Let's start with the judges, since their story is slightly older news:
Twenty-nine Wisconsin circuit court judges were among the thousands to sign recall petitions against Gov. Scott Walker, a Gannett Wisconsin Media analysis has found. Dane County Judge David Flanagan drew scrutiny after issuing a temporary restraining order March 6 against a Walker-backed voter ID law without disclosing his support of the recall, but the analysis shows that judges in 15 other counties also signed petitions, including Door County Circuit Judge D. Todd Ehlers. Walker supporters were outraged that Flanagan did not disclose his apparent conflict and filed ethics complaints against the judge. However, judges who signed the petition and agreed to interviews defended their decision as constitutionally protected and not explicitly banned by the Wisconsin Code of Judicial Conduct.
One judge tried to make the argument that his action was non-partisan. Again, this man is a judge:
“I wasn’t advocating for any political party,” said County Judge Mark Warpinski. “I was advocating for the recall process, which I thought was completely separate and apart.”

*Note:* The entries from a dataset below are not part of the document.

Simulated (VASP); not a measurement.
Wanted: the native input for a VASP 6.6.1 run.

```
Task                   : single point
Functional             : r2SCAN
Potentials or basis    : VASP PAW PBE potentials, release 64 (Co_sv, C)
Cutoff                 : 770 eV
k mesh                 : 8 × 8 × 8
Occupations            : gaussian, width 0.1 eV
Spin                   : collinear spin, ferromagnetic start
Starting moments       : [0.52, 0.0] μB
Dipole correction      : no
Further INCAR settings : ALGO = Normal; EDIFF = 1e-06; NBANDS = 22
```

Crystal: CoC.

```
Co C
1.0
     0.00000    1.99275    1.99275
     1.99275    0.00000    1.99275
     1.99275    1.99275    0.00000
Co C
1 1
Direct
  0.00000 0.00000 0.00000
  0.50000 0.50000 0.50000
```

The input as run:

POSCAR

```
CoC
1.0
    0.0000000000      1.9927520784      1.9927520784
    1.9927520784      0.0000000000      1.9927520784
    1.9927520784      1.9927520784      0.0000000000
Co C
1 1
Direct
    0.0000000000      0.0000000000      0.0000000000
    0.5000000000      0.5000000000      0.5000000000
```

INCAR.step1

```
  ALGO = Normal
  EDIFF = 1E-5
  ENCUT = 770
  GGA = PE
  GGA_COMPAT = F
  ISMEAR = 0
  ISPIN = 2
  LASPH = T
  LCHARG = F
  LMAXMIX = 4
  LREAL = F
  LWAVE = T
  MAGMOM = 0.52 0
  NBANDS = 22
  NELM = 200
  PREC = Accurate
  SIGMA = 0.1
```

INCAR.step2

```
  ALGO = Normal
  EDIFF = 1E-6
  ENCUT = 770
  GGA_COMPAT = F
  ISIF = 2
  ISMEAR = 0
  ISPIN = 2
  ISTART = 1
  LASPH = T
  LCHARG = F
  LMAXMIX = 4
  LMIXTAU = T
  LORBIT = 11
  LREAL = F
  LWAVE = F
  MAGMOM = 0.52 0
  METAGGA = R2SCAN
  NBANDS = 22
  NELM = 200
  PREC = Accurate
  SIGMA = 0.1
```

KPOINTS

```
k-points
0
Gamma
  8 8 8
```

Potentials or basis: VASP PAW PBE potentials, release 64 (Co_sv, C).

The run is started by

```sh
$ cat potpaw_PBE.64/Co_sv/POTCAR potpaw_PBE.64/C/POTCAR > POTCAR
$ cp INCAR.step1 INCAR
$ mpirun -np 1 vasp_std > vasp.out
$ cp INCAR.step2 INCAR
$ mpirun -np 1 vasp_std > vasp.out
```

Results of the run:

None of this impressed the editorialists at The Northwestern, who lamented the extreme politicization of Wisconsin's judiciary:
A Gannett Wisconsin Media watchdog journalism report in Sunday's Northwestern found at least 29 circuit court judges in Wisconsin signed recall petitions against Republican Gov. Scott Walker. Although they may have not violated the letter of Wisconsin's code of judicial conduct, the judges certainly violated its spirit. The recall signatures are another troubling sign of the politicization of the judiciary that threatens to undermine basic trust and confidence in judicial branch, from the stately Supreme Court chambers in Madison to the circuit court level where justice is handed out in 72 counties across the Wisconsin. The shocking break down in civility and malaise at the Supreme Court may be spreading throughout the system when judges think signing a recall petition is wise, prudent or nonpolitical.
The Gannett news group's Wisconsin investigative team broke this story -- and kudos to them -- but perhaps they should have started with a little internal policing of their "journalistic" brethren:
Twenty-five journalists with the Gannett media group in Wisconsin signed a petition calling for the recall of Republican Gov. Scott Walker, according to a Green Bay newspaper where some of those journalists work. Kevin Corrado, publisher of the Green Bay Press-Gazette, disclosed the actions of Gannett Wisconsin Media employees in a recent column and said they are facing disciplinary action. "It was wrong, and those who signed the petition were in breach of Gannett's principles of ethical conduct," Corrado wrote.
Judges and journalists are supposed to be society's referees. In Wisconsin, they've been trading in their black robes and press credentials for blue pom-poms. The recall election, meanwhile, is expected to take place in early June. Public support for ousting Walker has slackened considerably as the governor's controversial budget fixes have begun working as promised. I'll leave you with a clip that made the rounds last week, but didn't quite justify a separate post in my estimation. What you'll see is some disgruntled union types singing anti-Walker slogans from Big Labor hymnals, only to be drowned out by chants of "stand with Wal-ker!" from a sizable group of high school students who happened to be visiting the State Capitol:
This prompted union members to place "menacing" phone calls to the school the following day:
“Friday morning, we had a couple of nasty phone calls all of a sudden,” said Jim Pingel, Lutheran’s executive director. “People identified themselves as union leaders, protesters. They were passive-aggressive, menacing.” Liberal activists called the school to complain, and conservative talk radio hosts have spent days discussing the students’ actions.
Remind me: Who were the children in this situation, again?